For this recitation, you'll be reading "In Search of an Understandable Consensus Algorithm (PDF)" by Diego Ongaro and John Ousterhout. This paper describes Raft, an algorithm for achieving distributed consensus. The paper contrasts Raft to an algorithm called Paxos: You do not need to know anything about Paxos to read this paper. Raft was designed to be more understandable than Paxos.
Before reading the paper, check out two very helpful websites, which have some useful visualizations:
- An introduction to distributed consensus
- A visualization of Raft
With those visualizations in mind, read the paper. Skip sections 5.4.3 and 7, and skim sections 9.1 and 9.2.
- The first four sections give background and motivation for Raft. Sections five and six are the primary technical sections.
- Fig. 2 is a good reference to come back to after you've read the paper. Don't get stuck trying to memorize the entire table before you move onto page 5 of the paper; skip it, come back to it during your reading or at the end.
To check your understanding after reading:
- How does Raft handle the following three types of failures?: Leader failures, candidate or follower failures, and network partitions (a network partition means that one part of the cluster is unable to communicate with any machine in the other part).
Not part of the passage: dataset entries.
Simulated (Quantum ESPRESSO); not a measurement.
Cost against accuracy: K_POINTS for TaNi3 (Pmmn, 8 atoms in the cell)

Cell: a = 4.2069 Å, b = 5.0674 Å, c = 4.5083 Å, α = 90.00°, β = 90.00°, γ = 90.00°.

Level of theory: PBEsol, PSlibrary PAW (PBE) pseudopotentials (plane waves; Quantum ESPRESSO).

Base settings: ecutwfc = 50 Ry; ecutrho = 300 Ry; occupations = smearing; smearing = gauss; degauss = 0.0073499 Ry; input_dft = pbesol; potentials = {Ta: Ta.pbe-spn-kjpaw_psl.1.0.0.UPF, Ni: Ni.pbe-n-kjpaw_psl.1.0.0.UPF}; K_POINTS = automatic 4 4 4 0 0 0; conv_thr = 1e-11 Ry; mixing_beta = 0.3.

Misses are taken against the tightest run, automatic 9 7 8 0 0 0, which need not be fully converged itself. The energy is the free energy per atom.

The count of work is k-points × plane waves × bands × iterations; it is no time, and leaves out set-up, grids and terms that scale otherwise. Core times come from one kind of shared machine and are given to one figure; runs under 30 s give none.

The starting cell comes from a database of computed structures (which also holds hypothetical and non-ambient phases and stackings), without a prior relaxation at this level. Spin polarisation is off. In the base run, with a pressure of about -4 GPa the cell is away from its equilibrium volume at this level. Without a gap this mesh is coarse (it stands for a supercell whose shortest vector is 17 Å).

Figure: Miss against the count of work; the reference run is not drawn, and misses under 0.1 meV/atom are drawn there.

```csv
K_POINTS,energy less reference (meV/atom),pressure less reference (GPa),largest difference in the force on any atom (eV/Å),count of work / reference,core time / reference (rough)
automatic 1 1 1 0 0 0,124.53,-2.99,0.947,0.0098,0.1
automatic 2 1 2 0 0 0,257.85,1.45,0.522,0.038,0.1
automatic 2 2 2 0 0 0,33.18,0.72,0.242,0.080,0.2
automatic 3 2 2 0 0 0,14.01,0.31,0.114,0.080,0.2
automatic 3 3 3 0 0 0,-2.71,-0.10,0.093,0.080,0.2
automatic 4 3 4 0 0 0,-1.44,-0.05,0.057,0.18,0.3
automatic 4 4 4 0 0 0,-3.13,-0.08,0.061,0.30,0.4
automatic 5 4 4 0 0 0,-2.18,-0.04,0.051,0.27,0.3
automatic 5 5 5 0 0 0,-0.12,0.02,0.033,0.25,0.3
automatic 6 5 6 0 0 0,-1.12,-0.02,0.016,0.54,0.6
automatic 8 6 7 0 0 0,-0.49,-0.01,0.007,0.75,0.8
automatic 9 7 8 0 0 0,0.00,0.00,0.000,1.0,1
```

- Take a look at figure 7. For each log, (a)-(f), what sequence of events might have led to that log?
Questions for Recitation
Before you come to this recitation, write up (on paper) a brief answer to the following (really—we don't need more than a couple sentences for each question).
Your answers to these questions should be in your own words, not direct quotations from the paper.
- In Raft, what is the leader's function?
- How does the leader work?
- Why does Raft need a leader?
As always, there are multiple correct answers for each of these questions.